Web Scraping - Beautiful Soup

Posted on May 02, 2019

When no API is available, the best way to acquire data programmatically is through web scraping. This entails searching a website's HTML for data across different pages. The fact that most website pages are based off templates allow multiple pages to be scraped with the same logic.

An example would be scraping movie data from Box Office Mojo. To do so, we'll use BeautifulSoup, a python packages that takes in an html page and allows you to traverse the DOM. Using two functions, we'll obtain data on a movie's page for many fields.

import re
import request
import BeautifulSoup

def movie_scrape(title, url, field_dict):
    response = requests.get(base_url + url)
    if response.status_code != 200:
        print("HTTP Error %s: %s" (response.code, response.url))
        return None
    soup = BeautifulSoup(response.text, 'html5lib')
    record = dict()
    record['title'] = title
    record['url'] = url
    for col, field_name in field_dict.items():
        record[col] = movie_val(soup, field_name)
    record['director'] = table_list(soup, 'Director')
    record['actors'] = table_list(soup, 'Actors')

    rows = table_rows(soup, re.compile('Domestic.*Summary'))
    record['open_wkend_gross'] = table_val(rows, 'Opening.*Weekend')
    record['widest_release'] = (table_val(rows, 'Widest.*Release')
                             .replace(' theaters', ''))
    record['in_release'] = table_val(rows, 'In.*Release')
    return record

def movie_val(soup, field_name):
    """Grab a value from boxofficemojo HTML
    Takes a string attribute of a movie on the page and
    returns the string in the next sibling object
    (the value for that attribute)
    or None if nothing is found.
    """
    obj = soup.find(text=re.compile(field_name))
    if obj:
        next_sibling = obj.findNextSibling()
        if next_sibling:
            return next_sibling.text
    return None

This returns a dictionary with the data from the site. For example, the cinematic classic Minions...
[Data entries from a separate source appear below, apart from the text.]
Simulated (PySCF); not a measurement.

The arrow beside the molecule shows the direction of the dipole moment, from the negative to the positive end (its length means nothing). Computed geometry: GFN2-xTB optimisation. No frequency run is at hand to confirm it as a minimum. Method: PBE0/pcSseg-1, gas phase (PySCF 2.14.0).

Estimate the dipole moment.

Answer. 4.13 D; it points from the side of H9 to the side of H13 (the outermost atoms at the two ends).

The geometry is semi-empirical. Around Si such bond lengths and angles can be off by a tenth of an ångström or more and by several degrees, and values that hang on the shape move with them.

url = 'https://www.boxofficemojo.com/title/tt2293640/'
title = 'Minions'
field_dict = {
    'release_date': 'Release Date:',
    'distributor': 'Distributor',
    'rating': 'MPAA Rating',
    'genre': 'Genre: ',
    'runtime': 'Runtime:',
    'budget': 'Production Budget:',
    'domestic_total_gross': 'Domestic Total Gross'
}
movie_scrape(title, url, field_dict)

will return:

{'title': 'Minions',
 'url': 'https://www.boxofficemojo.com/title/tt2293640/',
 'release_date': 'Jul 10, 2015',
 'distributor': 'Universal Pictures',
 'rating': 'PG',
 'genre': 'Adventure Animation Comedy Family Sci-Fi',
 'runtime': '1 hr 31 min',
 'budget': '$74,000,000',
 'domestic_total_gross': '$336,045,770',
 'director': 'Kyle Balda, Pierre Coffin',
 'actors': 'Sandra Bullock, Jon Hamm, Michael Keaton, Pierre Coffin',
 'open_wkend_gross': '$115,718,405',
 'widest_release': '4,386',
 'in_release': '161 days'}

*** Addendum: the site structure has changed so this won't work anymore unfortunately. But, believe me, it did at one point!